SOCIOLOGY OF THE CANNABIS SATIVA
Jorge Atilio Silva Lulianelli
Koinonia-Presença Ecumênica e Serviço, Brasil
The narcobusiness in one of the most productive activities of modern capitalism. Estimates are that global organized-crime activities amount to approximately a trillion dollars a year. Just the narcobusiness itself, or drug trafficking, amounts to about 411 billion dollars. In 1998, estimates were that the cannabis trade amounted to approximately 41.5 billion dollars. We are therefore dealing with a very profitable business which moves enormous amounts of money to be reinvested in legal activities, such as construction and cattle ranching, and in illegal activities such as weapons' contraband, for example. This is economically terrifying. Apparently, one cannot consider the global economy without these resources. The marihuana case is very interesting in this sense. Marihuana is the most-consumed drug in our contemporary world. Estimates are that over 144 million people −2.42% of the world population−- consume it. Of the 134 countries which informed in the year 2000 on the fact that forbidden crops were grown on their territories, 96% of them grow marihuana. This data is not surprising. It signals a productive activity which has been incorporated into the functioning of the system as a whole.
Theoretical studies put forward the need to consider recent narcoproduction processes as a phase in capitalist production. In fact, they state that the current phase of drug production constitutes an agribusiness production model. In order to carry out a sociological analysis of cannabis plantings five steps are required: 1- Firstly, a characterization of the model of peasant production which developed into narcoplantings; this step must take into consideration information regarding social relations built historically for narcoproduction to take hold and the specific difficulties of information on cannabis plantings. 2- Secondly, we should observe the process by means of which this mode of peasant production has been incorporated into the illicit agribusiness sector. 3- Thirdly, we need to understand the insertion processes of these narcoplantings into the world economy and the local economy as the construction of economic and power networks. 4- Fourthly, we should identify the processes by which cannabis plantings are subjected to certain types of social and police control, and consider the implications of this control. 5- Lastly, to solely cover the agribusiness aspect of cannabis plantations, we should state some considerations regarding the specific case of the Marihuana Polygon (Poligono da Maconha) as a mirror of a peasant integration process into agricultural narcoproduction and as a strategy for peasant survival.

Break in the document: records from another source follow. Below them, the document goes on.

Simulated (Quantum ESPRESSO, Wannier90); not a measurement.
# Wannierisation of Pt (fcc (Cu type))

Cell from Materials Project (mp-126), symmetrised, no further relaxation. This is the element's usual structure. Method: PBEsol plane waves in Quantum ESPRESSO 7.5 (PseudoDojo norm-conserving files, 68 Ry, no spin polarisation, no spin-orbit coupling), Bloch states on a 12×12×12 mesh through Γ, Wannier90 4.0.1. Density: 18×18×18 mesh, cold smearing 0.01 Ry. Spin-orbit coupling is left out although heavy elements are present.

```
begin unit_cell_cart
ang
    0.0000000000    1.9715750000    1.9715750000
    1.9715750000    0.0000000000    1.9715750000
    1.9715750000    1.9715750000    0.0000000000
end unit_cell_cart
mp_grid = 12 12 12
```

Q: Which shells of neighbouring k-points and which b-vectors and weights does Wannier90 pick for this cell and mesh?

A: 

Considerations on Jorge Atilio Silva’s research document
Dario González Posso
Jorge Atilio Silvas's article contains some very interesting information regarding the sociology of marihuana crops in Brazil. Although this is not a comparative study, this research could be useful to interpret the crops issue in other countries such as Colombia, where the largest coca crop growing areas are currently found. It could be used to identify similarities and differences between the two scenarios: Brazil and Colombia.
The most important coincidences are tied to the existence in both countries of deep agrarian crises, unequal land and property distribution, macroeconomic policies which have adversely affected peasant production and the destruction of traditional peasant economies. Mega projects in Brazil, particularly in the northeastern region, are, as in the case of Colombia, causing forced displacement.
In the face of the voracity of agrarian capitalism and the impact of policies implemented by the consecutive governments which have led the peasant economy to extreme poverty, peasant growers of proscribed crops in northeastern Brazil −like those in Colombia− are hostages to survival strategies; among others, subsistence ties to proscribed crops. There is a coincidence between the application of these neoliberal policies, peasant impoverishment and the development of crops used for illicit purposes. We might, however, add that such conditions are not the sole consideration when interpreting the phenomenon since there are countries were these selfsame factors is to be found and yet peasants do not turn to these crops. This is something which should be studied. Independent of the interpretation of the causes, is also true that both in Brazil and Colombia, apart from the aforementioned structural factors and unfavorable public policies, peasants tied to proscribed crops are also the hostages of narcobusiness impresarios and narcotics traffickers. It is these businessmen who control a good part of the productive and supply side of the operations; they control transformation processes, drug marketing and traffic and earn the profits. Meanwhile, the peasants suffer the greatest risks for insignificant profits. As if this were not enough, in the case of Colombia, the peasantry is also subjected to economic pressure, under the power and violence of the country's armed actors that profit from the illegal economy.
One basic difference with the situation in Brazil is, undoubtedly, the existence in Colombia of an internal armed conflict and the ties of this war economy to the drug economy. This economy has some well-defined actors, namely, the irregular armed groups (paramilitaries and insurgency). Accordingly, proposals such as Henrys Salgado's for withdrawing peasants and their labor from the hands narcotics traffickers should be complemented by the idea pulling the peasants out from the war economy. This, however, cannot be done through more war, through aggression or forced eradication, fumigation and incrimination. It has to be the outcome of peaceful alternatives geared at recovering peasant economy.
Agrarian crisis, land concentration, and an absence of public policies geared at protecting peasant economy, forced displacement, all come together in Brazil as of the expansion of the marijuana crops in the "Polygon da maconha" within the framework of system which articulates local, interregional and international economies. These are the issues dealt with by Atilio Silva.